Updated from 10:09 a.m. EDT

The U.S. economy roared ahead in the second quarter with unexpected vigor, casting doubt on the slowdown in economic activity dicussed by

Federal Reserve

Chairman

Alan Greenspan

in recent testimony and raising the odds that the central bank will resume raising interest rates when its policymaking committee meets in August.

The

gross domestic product

, a broad measure of the nation's economic growth, rose at a 5.2% annualized pace in the second quarter, faster than the 4.8% reported for the first quarter, the

Commerce Department

said Friday. The news comes as a surprise to economists and investors, who had been anticipating a slower 3.8% annualized GDP growth rate, according to a

Reuters

poll.

The solid economic growth was broad-based, driven by high levels of business investment and still-strong, although slower, growth in consumer spending.

The stunning pace of growth might lead Greenspan and other policymakers on the

Federal Open Market Committee

to rethink their recent assertions that portions of the economy, including consumer spending, slowed to a more sustainable rate in the second quarter. The committee meets next on Aug. 22.
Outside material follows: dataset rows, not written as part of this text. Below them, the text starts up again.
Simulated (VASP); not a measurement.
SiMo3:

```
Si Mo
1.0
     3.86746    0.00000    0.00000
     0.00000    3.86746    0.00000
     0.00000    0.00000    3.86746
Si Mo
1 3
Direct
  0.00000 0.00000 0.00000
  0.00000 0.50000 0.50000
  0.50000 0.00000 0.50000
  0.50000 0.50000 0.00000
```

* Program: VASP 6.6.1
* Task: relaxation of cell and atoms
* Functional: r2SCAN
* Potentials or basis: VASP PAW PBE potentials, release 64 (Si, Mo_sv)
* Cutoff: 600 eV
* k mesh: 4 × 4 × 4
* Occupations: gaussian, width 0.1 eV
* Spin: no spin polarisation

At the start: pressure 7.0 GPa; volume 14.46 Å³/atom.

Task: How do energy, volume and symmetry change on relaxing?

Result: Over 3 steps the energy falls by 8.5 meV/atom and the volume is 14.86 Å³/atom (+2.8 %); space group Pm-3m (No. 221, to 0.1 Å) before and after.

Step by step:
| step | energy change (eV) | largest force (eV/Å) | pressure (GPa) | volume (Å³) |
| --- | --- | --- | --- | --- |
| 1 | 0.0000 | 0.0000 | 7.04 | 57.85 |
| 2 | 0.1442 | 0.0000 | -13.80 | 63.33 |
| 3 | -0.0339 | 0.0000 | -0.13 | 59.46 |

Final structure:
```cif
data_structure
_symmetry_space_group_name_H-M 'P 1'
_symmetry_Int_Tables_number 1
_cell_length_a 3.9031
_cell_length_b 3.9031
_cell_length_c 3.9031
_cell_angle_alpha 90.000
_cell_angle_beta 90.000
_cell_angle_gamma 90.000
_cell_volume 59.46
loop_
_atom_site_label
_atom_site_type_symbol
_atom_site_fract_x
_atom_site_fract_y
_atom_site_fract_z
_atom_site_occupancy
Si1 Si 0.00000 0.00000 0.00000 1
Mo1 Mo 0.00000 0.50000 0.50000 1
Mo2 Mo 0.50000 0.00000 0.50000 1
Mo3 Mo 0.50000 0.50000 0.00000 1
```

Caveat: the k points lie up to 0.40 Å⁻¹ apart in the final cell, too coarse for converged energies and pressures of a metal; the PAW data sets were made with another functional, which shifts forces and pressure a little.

Indeed, consumer spending did slow to a 3.0% rate from the 7.6% rate in the first quarter. Real final sales, which do not include items sold into inventory, grew at a 4.2% rate, compared with 6.7% in the first quarter. But economists said that overall, consumer spending remains near historically high levels, and likely will continue to be buoyed by the wide availability of jobs and rising consumer confidence.

"Sales remain extraordinarily high, too high to be sustained at these levels," said Dr. Sung Won Sohn, chief economist at

Wells Fargo Bank

.

Meanwhile, business spending continued to rise steeply, offsetting any slowdown in consumer spending. Business spending grew at a sharp 19.1% pace in the second quarter after growing at a 21% rate in the first quarter, helped by heavy spending on computer equipment, software, machinery and other capital expenditures. Commerce said that business spending added 2.4 percentage points to the overall second-quarter GDP.

"This type of business spending is causing growth that will lead to even tighter job markets," which could accelerate growth in wages and salaries, according to Sohn. That, he said, heightens the risk of "cost-push" inflation, where businesses pass the higher worker costs along in the prices for their goods and services.

In

recent testimony to Congress, Greenspan departed from his typically cautious and cryptic tone and expressed his belief that higher household debt, the near-saturation of consumers' appetite for such durable goods as automobiles and appliances, and stagnant stock prices might be acting act as a drag on economic growth, reducing the risk of inflation.

The Fed has raised short-term interest rates six times in the past year in an attempt to deflect inflation by making it more costly for consumers and businesses to borrow and spend. At their most recent meeting in June, the Fed's policymakers decided to keep interest rates steady, citing "tentative and preliminary" signs of slower growth in the second quarter.

But the strong pace of growth reported Friday flies in the face of the assertion that the economy slowed in the second quarter. The solid GDP growth -- plus more recent rebounds in

retail sales,

home sales and consumer confidence -- may be undermining Greenspan's vision of a significantly slower economy.

In inflation-adjusted dollar terms, annualized GDP in the second quarter totaled $9.309 trillion in the second quarter, compared with $9.192 trillion in the first quarter, the Commerce said.

Despite the accelerated growth, the report showed few signs of accelerating inflation. The GDP chain-weighted price index, a measure of consumer price growth, slowed to a 2.3% rate, down from the 3.5% pace in the first quarter.